In this the first episode Clark travels from Byzantine Ravenna to the Celtic Hebrides, from the Norway of the Vikings to Charlemagne's chapel at Aachen, telling his story of the Dark Ages; the six centuries following the collapse of the Roman Empire.

Episode 2 - The Great Thaw
March. 02,1969

In the second episode Clark tells of the sudden reawakening of European civilisation in the twelfth century . He traces it from its first manifestations in the Abbey of Cluny to its high point, the building of the Chartres cathedral.

Episode 3 - Romance and Reality
March. 09,1969

Beginning at a castle in the Loire, then travelling through the hills of Tuscany and Umbria to the cathedral baptistry at Pisa as he examines both the aspirations and achievements of the later Middle Ages in France and Italy.

Episode 4 - Man: The Measure of all Things
March. 16,1969

Visiting Florence, where, Clark argues, European thought gained a new impetus from its rediscovery of its classical past. He also visits the palaces at Urbino and Mantua, other centres of (Renaissance) civilisation.

Episode 5 - The Hero as Artist
March. 23,1969

Here Clark takes us back to 16th century Papal Rome noting the convergence of Christianity and antiquity. He discusses Michelangelo, Raphael, and da Vinci, the courtyards of the Vatican, the rooms decorated for the Pope by Raphael, and the Sistine Chapel.

Episode 6 - Protest and Communication
March. 30,1969

Here Clark takes us back to the Reformation. That is to the Germany of Albrecht Duerer and Martin Luther, the world of the humanitarians Erasmus, Montaigne, and Shakespeare.

Episode 7 - Grandeur and Obedience
April. 06,1969

Again in Rome of Michelangelo and Bernini, Clark tells of the Catholic Church's fight against the Protestant north, the Counter-Reformation and the Church's new splendour symbolized by the glory of St. Peter's.

Episode 8 - The Light of Experience
April. 13,1969

Here Clark tells of new worlds in space and in a drop of water that the telescope and microscope revealed, and the new realism in the Dutch paintings which took the observation of human character to a higher stage of development.

Episode 9 - The Pursuit of Happiness
April. 20,1969

Here Clark talks of the harmonious flow and complex symmetries of the works of Bach, Handel, Haydn and Mozart — and the reflection of these in the Rococo churches and palaces of Bavaria.

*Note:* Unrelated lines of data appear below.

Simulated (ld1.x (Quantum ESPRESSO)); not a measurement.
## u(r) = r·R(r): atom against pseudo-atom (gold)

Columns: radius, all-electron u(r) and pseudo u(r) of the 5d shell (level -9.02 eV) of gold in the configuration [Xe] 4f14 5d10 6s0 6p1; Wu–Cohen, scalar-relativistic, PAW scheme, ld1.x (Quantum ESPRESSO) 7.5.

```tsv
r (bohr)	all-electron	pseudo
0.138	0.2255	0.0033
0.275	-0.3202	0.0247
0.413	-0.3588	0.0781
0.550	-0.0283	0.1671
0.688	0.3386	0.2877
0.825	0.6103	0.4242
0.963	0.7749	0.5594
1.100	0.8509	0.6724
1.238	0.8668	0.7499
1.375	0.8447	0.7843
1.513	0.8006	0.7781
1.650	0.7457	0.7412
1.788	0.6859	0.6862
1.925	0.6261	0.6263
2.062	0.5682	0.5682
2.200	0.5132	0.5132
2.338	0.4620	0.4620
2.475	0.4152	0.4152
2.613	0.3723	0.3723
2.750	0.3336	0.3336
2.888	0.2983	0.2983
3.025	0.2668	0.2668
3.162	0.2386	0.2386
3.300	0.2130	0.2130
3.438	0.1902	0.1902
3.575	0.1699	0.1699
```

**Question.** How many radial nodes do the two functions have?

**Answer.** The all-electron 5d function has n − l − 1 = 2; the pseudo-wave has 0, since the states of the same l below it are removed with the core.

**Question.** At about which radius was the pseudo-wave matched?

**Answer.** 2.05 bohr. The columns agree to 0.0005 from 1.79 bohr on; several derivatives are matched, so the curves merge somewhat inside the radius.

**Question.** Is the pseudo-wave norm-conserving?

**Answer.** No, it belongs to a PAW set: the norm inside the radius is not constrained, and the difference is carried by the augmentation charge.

Episode 10 - The Smile of Reason
April. 27,1969

Here Clark discusses the Age of Enlightenment tracing it from the polite conversations in the elegant Parisian salons of eighteenth-century, through the subsequent revolutionary politics to the great European palaces of Blenheim and Versailles finally to Jefferson's Monticello.

Episode 11 - The Worship of Nature
May. 04,1969

Belief in the divinity of nature, Clark argues, usurped Christianity's position as the chief creative force in Western civilisation and ushered in the Romantic movement. Here Clark visits Tintern Abbey, the Alps, and there discusses the landscapes of Turner and Constable.

Episode 12 - The Fallacies of Hope
May. 11,1969

Here Clark argues that the French Revolution led to the dictatorship of Napoleon and the dreary bureaucracies of the nineteenth century and traces the disillusionment of the Romanticism artists is traced from Beethoven's, Byron's poetry, Delacroix's paintings to Rodin's sculpture.

Episode 13 - Heroic Materialism
May. 18,1969

Clark concludes the series with his discussion of materialism and humanitarianism of the past century. This takes us from the industrial landscape of nineteenth century England to the skyscrapers of twentieth century New York. The achievements of the engineers and scientists - such as Brunel and Rutherford - having been matched by the great reformers like Wilberforce and Shaftsbury.